In the nature of Phab, Oxford Phab members are a diverse bunch, and lockdown has affected us in different ways, but at the same time there are things which are the same for all of us.
Before lockdown a keystone of Oxford Phab was our normal club meetings at Wesley Memorial Church on a Friday night. Whenever possible we ran a minibus to bring members who could not otherwise get there, and did art and craft activities, played games, cooked and/or ate meals together. All the activities could be enjoyed by all our members, and also – something we appreciate more now that this is harder to do, we could just rage against the injustice of the world, chat, smile or laugh.
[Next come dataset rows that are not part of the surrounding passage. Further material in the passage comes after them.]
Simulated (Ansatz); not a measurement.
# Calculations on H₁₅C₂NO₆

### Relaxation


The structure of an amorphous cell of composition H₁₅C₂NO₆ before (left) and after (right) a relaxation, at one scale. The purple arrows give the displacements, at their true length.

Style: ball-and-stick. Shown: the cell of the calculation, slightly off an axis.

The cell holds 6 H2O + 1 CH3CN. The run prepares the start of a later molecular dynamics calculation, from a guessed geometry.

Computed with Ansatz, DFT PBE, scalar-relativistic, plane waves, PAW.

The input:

We do our best to replace this by getting together over the Internet for a chat on a Friday night, and also another chat session on a Monday night.
Meeting like this is a valuable social contact, but we are very aware that not all of our members can meet this way. Not everyone has access to the Internet and it does not provide the chance for smaller chats about subjects which might be deeply interesting to a small subset of our members, and deeply boring to the rest. I do still have occasional Jitsi chats with Phab friends to ensure the world continues to be set to rights.
The wider Phab
Another thing we did under the ‘old normal’ was to get together with members of other Phab clubs. While getting together in person is not possible at the moment the National Phab are organising quiz sessions through Facebook, which we then link to from our Facebook page at https://www.facebook.com/oxfordphab/ and some of our members join in those sessions.
Loss and remembering
Lives cut untimely short are not a completely new experience for us. Roy Lewis, who was chairman of Oxford Phab several years ago, was someone who everyone who was fortunate enough to know him will always remember. His wisdom, kindness, intellect and optimism certainly inspired me. He was also a ruthless draughts player, and could knock back Brandy and Babycham when we were out and about with an impressive lack of impact on his ability to hold an intelligent conversation on a wide range of subjects. He was not the first member we have lost, and there have been several others since, but I, and as many members as could, made a special effort to join the diverse group of mourners at his funeral.
It is particularly hard to lose Kelly at a time when we can not gather to mourn and remember. Although in many ways a completely different person to Roy, she too had an astonishing range of friends, inside and outside Phab who will miss her very much. One of the things which makes Phab special is that we find common ground within our diversity.
One of the things Kelly enjoyed at Phab was Zumba, and we are very fortunate that George Martini is able to do online Zumba sessions with us on Friday Nights, which we follow with a chat (as we did when we all met up at Wesley Memorial).
This can be just as energetic as face-to-face Zumba – and we are sometimes joined by people who have supported Phab through running garden parties, helping out selling refreshments and so on, who would not normally be able to join in, as well as particularly close members of other Phab clubs.
Nobody can be sure what the future will hold, but we hope we can learn from these difficult times, continue to support each other in new ways, as well as old and that the strengths which have brought us through previous crises will bring us though this too. We appreciate the support we have had from Wesley Memorial Church, friends and families of members, carers and NHS staff.